Philippines forges peace deal with Muslim rebels
Philippine President Benigno Aquino III, at the Malacanang presidential palace in Manila, announces on television that the government has reached a preliminary peace agreement with the nation's largest Muslim rebel group, in a major breakthrough toward ending a decades-long insurgency in the country's south, Sunday, Oct. 7, 2012. / AP Photo/Aaron Favila
MANILA, Philippines Philippine President Benigno Aquino III said Sunday that his government has reached a preliminary peace agreement with the country's largest Muslim rebel group in a major breakthrough toward ending a decades-long insurgency.
Aquino described the deal in a nationally televised announcement as a "framework agreement" a roadmap for establishing a new autonomous region to be administered by minority Muslims in the predominantly Roman Catholic nation's south. It follows marathon negotiations between the government and the Moro Islamic Liberation Front in Malaysia, which is brokering the talks.
The agreement, which is to be signed on Oct. 15 in Manila, spells out the general principles on major issues, including the extent of power, revenues and territory of the Muslim region. If all goes well, a final peace deal could be reached by 2016, when Aquino's six-year term ends, officials said.
"This framework agreement paves the way for final and enduring peace in Mindanao," Aquino said, referring to the Philippines' main southern region and homeland of the country's Muslims. "This means that the hands that once held rifles will be put to use tilling land, selling produce, manning work stations and opening doorways of opportunity."
He cautioned, however, that "the work does not end here," and that the two sides need to thresh out the accord's details.
The deal marks the most significant progress in 15 years of on-and-off negotiations with the 11,000-strong Moro group on ending an uprising that has left more than 120,000 people dead, displaced about 2 million others and held back development in the south. Western governments have long worried that rebel strongholds could become breeding grounds for al Qaeda-affiliated extremists.
"The parties agree that the status quo is unacceptable," according to the 13-page agreement, seen by The Associated Press. It calls for the creation of a new Muslim autonomous region called "Bangsamoro" to replace an existing one created in 1989 which Aquino characterized as a "failed experiment," where poverty and corruption have forced many "to articulate their grievances through the barrel of a gun."
The accord calls for the establishment of a 15-member "Transition Commission" to work out the details of the preliminary agreement and draft a law creating the new Muslim autonomous region in about two years. The proposed law has to be approved by Congress.

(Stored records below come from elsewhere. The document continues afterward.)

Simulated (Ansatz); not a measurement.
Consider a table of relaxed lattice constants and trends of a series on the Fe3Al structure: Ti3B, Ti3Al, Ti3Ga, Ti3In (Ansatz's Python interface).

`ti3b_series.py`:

Rebel forces would be deactivated gradually "beyond use," the agreement said, without specifying a timetable.
The Philippine government would continue to exercise exclusive powers over defense and security, foreign and monetary policy in the new autonomous region, where Muslims would be assured of an "equitable share of taxation, revenues, and the fruits of national patrimony ... and equal protection of laws and access to impartial justice," according to Aquino.
Philippine officials said the preliminary accord would be posted on the government's website for public scrutiny, and would be signed in Manila in the presence of Aquino, Malaysian Prime Minister Najib Razak and Moro rebel chief Al Haj Murad Ibrahim.
"It's been a long journey and this is an important milestone in our search for lasting peace," presidential peace talks adviser Teresita Deles told AP.
The United States, Britain, Malaysia and other countries welcomed the accord.